Putin’s Moscow Is a New Kind of Potemkin Village

(Bloomberg Opinion) -- If Karl Marx could see Russia today, he might revise his view of religion’s role in oppressive regimes. In the country’s capital, urbanism has become the new opium of the people.

Authoritarian leaders have long seen cities as a stage to demonstrate their competence and benevolence. Josef Stalin presided over the construction of the Moscow subway, to this day one of the world’s most impressive. Kazakh President Nursultan Nazarbayev built an entirely new capital in the steppe, complete with an indoor beach. Belarus President Alexander Lukashenko is notorious not only for silencing dissenters, but also for keeping Minsk spotlessly clean.

Over the past several years, however, Moscow has taken the approach to a whole new level. I lived and worked there from 1993 to 2003, and when I walk the streets now, I find what I see hard to reconcile with my memory of the place. Back then, kiosks and metal detached one-car garages (known as “rakushki,” or clamshells) clogged the passageways and courtyards. Cars ruled the streets and sidewalks. Public transport was for suckers. Simple bureaucratic tasks commonly became epic quests. Whenever I heard of grand development plans, I assumed they would end like their predecessors, unfinished and mired in recriminations.

I was wrong. Russian President Vladimir Putin’s hand-picked mayor, Sergei Sobyanin, has proven on a grand scale what a determined administration — and a lot of oil money — can achieve, especially when committed to putting on the best face for an event like soccer’s World Cup. It hasn’t happened without waste, personal enrichment or harsh methods. The city bulldozed kiosks and is forcibly evicting hundreds of thousands of people from 1950s-era apartment buildings. But there’s something to show.

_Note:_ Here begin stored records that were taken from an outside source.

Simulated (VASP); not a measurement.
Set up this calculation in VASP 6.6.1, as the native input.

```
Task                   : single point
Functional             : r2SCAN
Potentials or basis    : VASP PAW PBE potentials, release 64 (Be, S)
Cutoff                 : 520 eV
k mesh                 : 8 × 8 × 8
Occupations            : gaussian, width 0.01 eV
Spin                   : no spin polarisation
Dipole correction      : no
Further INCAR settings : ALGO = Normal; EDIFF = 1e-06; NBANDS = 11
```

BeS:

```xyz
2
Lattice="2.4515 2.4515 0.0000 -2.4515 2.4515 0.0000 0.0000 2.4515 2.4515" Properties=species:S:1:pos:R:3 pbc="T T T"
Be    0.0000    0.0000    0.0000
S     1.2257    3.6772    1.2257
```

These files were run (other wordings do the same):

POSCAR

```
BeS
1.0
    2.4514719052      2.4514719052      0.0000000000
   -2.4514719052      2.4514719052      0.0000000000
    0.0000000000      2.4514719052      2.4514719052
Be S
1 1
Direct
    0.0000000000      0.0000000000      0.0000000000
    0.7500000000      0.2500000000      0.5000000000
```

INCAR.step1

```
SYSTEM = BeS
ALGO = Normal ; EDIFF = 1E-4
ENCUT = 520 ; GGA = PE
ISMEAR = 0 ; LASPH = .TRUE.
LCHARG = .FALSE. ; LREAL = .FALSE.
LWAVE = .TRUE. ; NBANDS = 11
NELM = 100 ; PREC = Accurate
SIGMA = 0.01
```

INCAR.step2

Suddenly, Moscow works. The transportation system puts plenty of other cities to shame: Since 2011, the city has added 30 subway stations, a new light rail ring and kilometers of bike paths. Traffic cameras have tamed the cars, which actually stop at crosswalks. Public spaces draw people outside, offering playgrounds, benches, green areas and architectural marvels such as the Diller Scofidio + Renfro designed Park Zaryadye, with its observation bridge soaring over the Moscow River. Smartphone apps and one-stop shops have made navigating the bureaucracy easier.

On the city’s western edge, the Skolkovo Innovation Center — Prime Minister Dmitri Medvedev’s answer to Silicon Valley — keeps growing despite widespread skepticism and an early corruption scandal. It has all the elements of a proper tech hub: a radically application-oriented graduate school; a vast technopark with offices, labs and prototyping equipment; residents working on things ranging from payment systems to flying motorcycles. Skolkovo reports that in 2017, the combined revenue of its startups reached almost 50 billion rubles (almost $800 million) — tiny compared with Russian gross domestic product, but something.

So what’s not to like? For one, Russian leaders’ newfound love of urbanism has an ulterior motive: pacifying the middle-class Muscovites who came out by the tens of thousands in 2011 and 2012 to protest the lack of choice in the parliamentary and presidential elections. It’s the carrot in a strategy that also has a lot of stick, including harsh laws against demonstrations and the beating and jailing of protesters and their leaders. Standing on the bridge near the Kremlin where opposition politician Boris Nemtsov was gunned down in 2015, it’s harder to enjoy the pretty view.

That’s not all. For many of its creators, the new Moscow represents a genuine desire for a different future, a vision of what Russia could be. In that magic kingdom, the next generation would use the infrastructure to build businesses and organizations that would transform Russia’s economy and society, from one preoccupied with the division of spoils to one focused on value creation. Putin played to that aspiration at a recent Moscow forum devoted to urbanism: “These are investments in the quality of life of our citizens, in the creation of great opportunities for the self-realization of every person.”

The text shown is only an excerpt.